The complete opposite to protests that have become common
regarding establishing housing for asylum seekers.

It is important to be well informed to an issue that will be a big
issue in the forthcoming general election.

Refugees and economic migrants are the victims of a growing
xenophobia in Ireland, as is the case throughout the west.

This week Noel Grealish, questioned monies being returned home by economic migrants, all of whom are registered tax payers in an attempt to escalate a growing anti-migrant minority in this country.

There are currently 38 Direct Provision centres in 18 counties, most of them owned and run as private, for-profit businesses.

Many residents including children share cramped bedrooms.

A family from Guatemala of two adults and three children share a basic room that is to live and sleep in.

Residents are given an allowance of €19.10 each week per adult and €9.60 per child to deal with all their other needs. (The rates were frozen until very recently, they are now €38.80 per adult).

This system is now the subject of local protests, not by people who are confined within it, but by locals objecting to the creation of direct provision centres in their towns or villages.

We can spend a long time debating the motives behind those protests, whether they are driven by far-right xenophobia or, as
many of the groups involved claim, by disgust at the direct provision system itself.

But even if the motives for the protests are decidedly mixed, this may finally be the moment to accept that the system is cruel and indefensible.

The original sin of direct provision is dishonesty – dishonesty about why it exists and how it was supposed to work.

It exists, officially, to fulfil Ireland’s legal obligations (freely entered into by the State in 1956) to protect people
fleeing from persecution and the threat of violence.
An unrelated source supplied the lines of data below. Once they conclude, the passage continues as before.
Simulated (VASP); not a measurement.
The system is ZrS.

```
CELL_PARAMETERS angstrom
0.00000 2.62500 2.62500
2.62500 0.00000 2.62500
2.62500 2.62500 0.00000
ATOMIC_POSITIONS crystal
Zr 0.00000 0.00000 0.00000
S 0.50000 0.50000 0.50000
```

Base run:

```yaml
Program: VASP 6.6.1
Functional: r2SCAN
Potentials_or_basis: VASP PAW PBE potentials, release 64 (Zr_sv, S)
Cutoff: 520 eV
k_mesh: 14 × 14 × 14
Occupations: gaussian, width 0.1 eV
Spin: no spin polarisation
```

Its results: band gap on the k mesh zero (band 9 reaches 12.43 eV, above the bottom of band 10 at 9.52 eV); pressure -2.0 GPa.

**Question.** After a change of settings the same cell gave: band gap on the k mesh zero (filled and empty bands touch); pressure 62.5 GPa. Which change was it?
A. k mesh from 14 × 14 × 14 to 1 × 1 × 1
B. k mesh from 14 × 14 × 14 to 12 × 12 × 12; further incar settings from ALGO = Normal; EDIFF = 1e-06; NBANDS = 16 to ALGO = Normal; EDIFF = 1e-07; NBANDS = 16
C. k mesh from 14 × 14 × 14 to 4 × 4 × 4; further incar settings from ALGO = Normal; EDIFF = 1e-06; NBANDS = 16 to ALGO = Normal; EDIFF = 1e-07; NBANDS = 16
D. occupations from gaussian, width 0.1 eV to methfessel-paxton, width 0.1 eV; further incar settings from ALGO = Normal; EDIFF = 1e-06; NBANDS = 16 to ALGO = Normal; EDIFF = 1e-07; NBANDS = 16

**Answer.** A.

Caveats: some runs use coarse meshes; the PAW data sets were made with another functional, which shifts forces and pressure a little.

But in reality it exists to deter people from seeking asylum in
Ireland.

Before 1999, people coming here to ask for asylum could, if they were destitute, ask for help under the ordinary social welfare system.

The State decided that this possibility was acting as a magnet drawing people here to claim benefits.

The real purpose of the direct provision therefore was, and is, to be sufficiently miserable to dissuade people from wanting to come to Ireland.

But the other great deceit was that even if people were pretty
miserable, they would not be in limbo very long. Direct provision was admittedly a form of human warehousing, but it would be made bearable by its short duration.

The Department of Justice’s working group (chaired by Judge
Bryan McMahon) noted in 2015: “When direct provision was introduced in 2000 it was envisaged that protection applicants would live in direct provision accommodation centres on a short-term basis of not more than six months while their applications were being processed.”

Six months in limbo is fine – if you’re warm and safe and fed, you
can put up with it. But this was always a lie. Ireland never had a system for processing applications for asylum fairly within six months.

At the time of the McMahon report, 55% of people in the asylum system and 41% of those in direct provision centres had been waiting for five years or more.

This, in and of itself, makes the system both deceitful and inhumane.

It is based on an assumption that everyone has always known to be false: this experience will be unpleasant but it will be over soon.

Bad as this is for adults, who waste away and lose their skills and self-reliance, it is unconscionable for children.

Nobody responsible for creating the system ever claimed that a direct provision centre is an acceptable place for a child to grow up in – for the obvious reason that it is not.

It is a grotesque irony that, in the same era that Ireland was confronting its appalling history of the institutional abuse of children, it was establishing a new system of abusive institutionalisation for children.

Their needs for a normal family life, for safety and for a sense of belonging are routinely denied. But just as the system condemns children and adults to mere existence, the system itself merely exists.

It was never thought through or justified or seriously argued for. Nobody in authority has ever said that this is a proper or decent way to treat human beings.

They don’t have to because the whole thing is based on a fiction: these are not places where people live, merely places where they are being kept for a few months while waiting for the State’s decision.

This is Ireland’s waiting room – but a room that currently contains 4,490 adults and 1,883 children.

But all of this stays out of sight and out of mind until someone decides to protest against asylum seekers being housed in their town.

We then see what is happening outside the places they might be kept (the banners, the placards, the angry locals).

We do not see inside the places they are actually being kept. We do not protest against the corrosive dishonesty underlying this public policy or against the unjustified consignment of real lives to
limbo.

It is long since time we did.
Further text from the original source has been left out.